Due to surface defects or roughness on titanium alloy seamless tubes, sound waves are scattered and attenuated, reducing sensitivity during sample tube calibration or dynamic flaw detection. Additionally, the uneven distribution of groove defects on the inner wall of hot-rolled titanium alloy tubes—ranging from deep to shallow, wide to narrow, and sparse to dense—causes variations in the clutter, defect, and 'through wave' amplitudes displayed on the oscilloscope as the probe scans different areas. This leads to unreliable flaw detection stability.

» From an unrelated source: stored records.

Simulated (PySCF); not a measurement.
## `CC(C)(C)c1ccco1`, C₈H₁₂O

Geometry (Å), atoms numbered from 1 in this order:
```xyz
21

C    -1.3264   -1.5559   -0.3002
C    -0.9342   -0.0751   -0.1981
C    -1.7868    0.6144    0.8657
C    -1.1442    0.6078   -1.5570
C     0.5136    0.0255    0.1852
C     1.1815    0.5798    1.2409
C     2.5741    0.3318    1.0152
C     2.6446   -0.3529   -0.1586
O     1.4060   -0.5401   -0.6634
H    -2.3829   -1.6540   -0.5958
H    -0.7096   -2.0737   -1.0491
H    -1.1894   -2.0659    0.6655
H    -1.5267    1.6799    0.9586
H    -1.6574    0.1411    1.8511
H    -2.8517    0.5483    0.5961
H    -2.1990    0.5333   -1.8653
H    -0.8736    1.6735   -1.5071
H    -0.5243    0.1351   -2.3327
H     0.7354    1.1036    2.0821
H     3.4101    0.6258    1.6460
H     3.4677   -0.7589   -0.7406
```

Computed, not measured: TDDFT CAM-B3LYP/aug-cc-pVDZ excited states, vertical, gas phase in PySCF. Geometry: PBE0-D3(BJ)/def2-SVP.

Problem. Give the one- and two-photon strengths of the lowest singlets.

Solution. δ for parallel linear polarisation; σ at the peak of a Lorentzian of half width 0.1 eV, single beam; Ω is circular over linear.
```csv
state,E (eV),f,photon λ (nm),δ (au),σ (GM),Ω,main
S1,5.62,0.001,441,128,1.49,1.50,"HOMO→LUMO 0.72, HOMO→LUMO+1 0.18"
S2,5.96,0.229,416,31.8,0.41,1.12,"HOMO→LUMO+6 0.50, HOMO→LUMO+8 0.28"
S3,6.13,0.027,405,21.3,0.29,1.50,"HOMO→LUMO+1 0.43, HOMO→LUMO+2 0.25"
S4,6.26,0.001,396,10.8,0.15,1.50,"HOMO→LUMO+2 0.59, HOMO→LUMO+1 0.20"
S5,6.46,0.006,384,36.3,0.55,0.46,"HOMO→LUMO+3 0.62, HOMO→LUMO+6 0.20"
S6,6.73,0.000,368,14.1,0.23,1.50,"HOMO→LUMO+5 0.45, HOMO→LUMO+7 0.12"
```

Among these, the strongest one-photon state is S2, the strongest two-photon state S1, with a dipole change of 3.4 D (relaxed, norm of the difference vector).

The analysis indicates that the surface condition of hot-rolled titanium alloy seamless tubes—particularly the rolling groove defects on the inner wall—has a significant impact on ultrasonic detection results. The surface condition of the tube cannot be controlled during production because of the inherent properties of titanium alloy. Although many of the rolling micro-defects on the inner wall do not exceed standard specifications, they contribute to high noise levels, reduced sensitivity, difficulty distinguishing noise from defect signals, and a higher false alarm rate. As a result, automatic ultrasonic testing equipment may be unable to detect these defects. Rolling defects on the outer surface of hot-rolled titanium alloy tubes generally do not exceed 0.1 mm in depth, while those on the inner surface are typically deeper and denser. Therefore, the condition of the inner wall is a critical factor in ultrasonic testing outcomes.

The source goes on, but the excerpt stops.